2- Some sections are not clearly written and some important details are missing.
Report
The authors consider the quantum cartpole problem and it's classical analog (which is not the classical cartpole problem). They apply the LQGC algorithm and the PPO (a Reinforcement Learning algorithm) with and without an estimator (the Kalman filter and an other PPO agent) in order to solve these problems (don't let the quantum or classical particle fall down the hill).
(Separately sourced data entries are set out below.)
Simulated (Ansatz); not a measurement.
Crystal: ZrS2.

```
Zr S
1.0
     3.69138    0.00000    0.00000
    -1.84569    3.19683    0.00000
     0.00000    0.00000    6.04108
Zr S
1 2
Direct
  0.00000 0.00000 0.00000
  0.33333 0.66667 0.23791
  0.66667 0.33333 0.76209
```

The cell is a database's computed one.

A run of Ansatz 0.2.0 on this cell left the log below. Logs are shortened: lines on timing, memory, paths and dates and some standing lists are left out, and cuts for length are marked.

I do not recommend publication of this manuscript in SciPost Physics because it does not fulfill the acceptance criteria, in particular the expectations criteria: I think the system is quite simple and I do not think the methods and the results are too novel, given also ref.[7]. However the results are correct and interesting and I suggest publication in SciPost Physics Core.
Requested changes
1) The explanation of the quantum cartpole in not clear:
1a) at the beginning of page 4 they use $dt$ and $\Delta t$ and it is not clear if it is a typo or if they are different. Related to this, it is not clear if, when changing $N_{meas}$, the time between each measurement is proportionally varied (and thus the time between each control is constant) or if it is kept constant (and thus the time between each control changes).
2) It is not clear how the estimator agent is then used in the control agent. This detail is very important in order to have a fair comparison between the performance of the control agents with and without state estimators. In fact, it is important to clarify that the "control agent + estimator agent" do not have access to more information about the system than the "control agent" alone. Otherwise the improvement in performance is obvious.
Report #1 by Anonymous (Referee 1) on 2024-2-7 (Invited Report)
- Cite as: Anonymous, Report on arXiv:2311.00756v1, delivered 2024-02-07, doi: 10.21468/SciPost.Report.8513
Strengths
Extensive analysis of the quantum cartpole stabilization using reinforcement learning
Weaknesses
Technical language
Missing information in main text on assessment criteria
Report
The paper is an interesting and detailed numerical study of the efficiency of a feedback-based control algorithm. The study is performed for the dynamics of the classical and quantum cartpole, with and without state estimator and for different potentials.
The language is quite technical, the authors use several acronyms and remaind the reader to the appendix - also for important definitions without which the text results hard to understand.
The authors do not explain the criteria they employ for assessing the performance. This concerns Fig. 3, 4, and 6 (Here t_termination, not defined, appears on another unspecified scale, different from the one of Fig. 3 and 4). I could not find any explanation of the white line in Fig. 4.
This paper could be published in some form after the authors have revised the text. In view of the acceptance criteria of SciPost Physics (https://scipost.org/SciPostPhys/about#criteria) I cannot recommend this work: the advance with respect to the existing paper of Wang et al (Ref. [7] of this paper) is majorly technical. On the other hand, the work here presented is useful and contains interesting ideas for future works. I therefore recommend to consider the paper for publication in SciPost Physics Core.
Requested changes
See report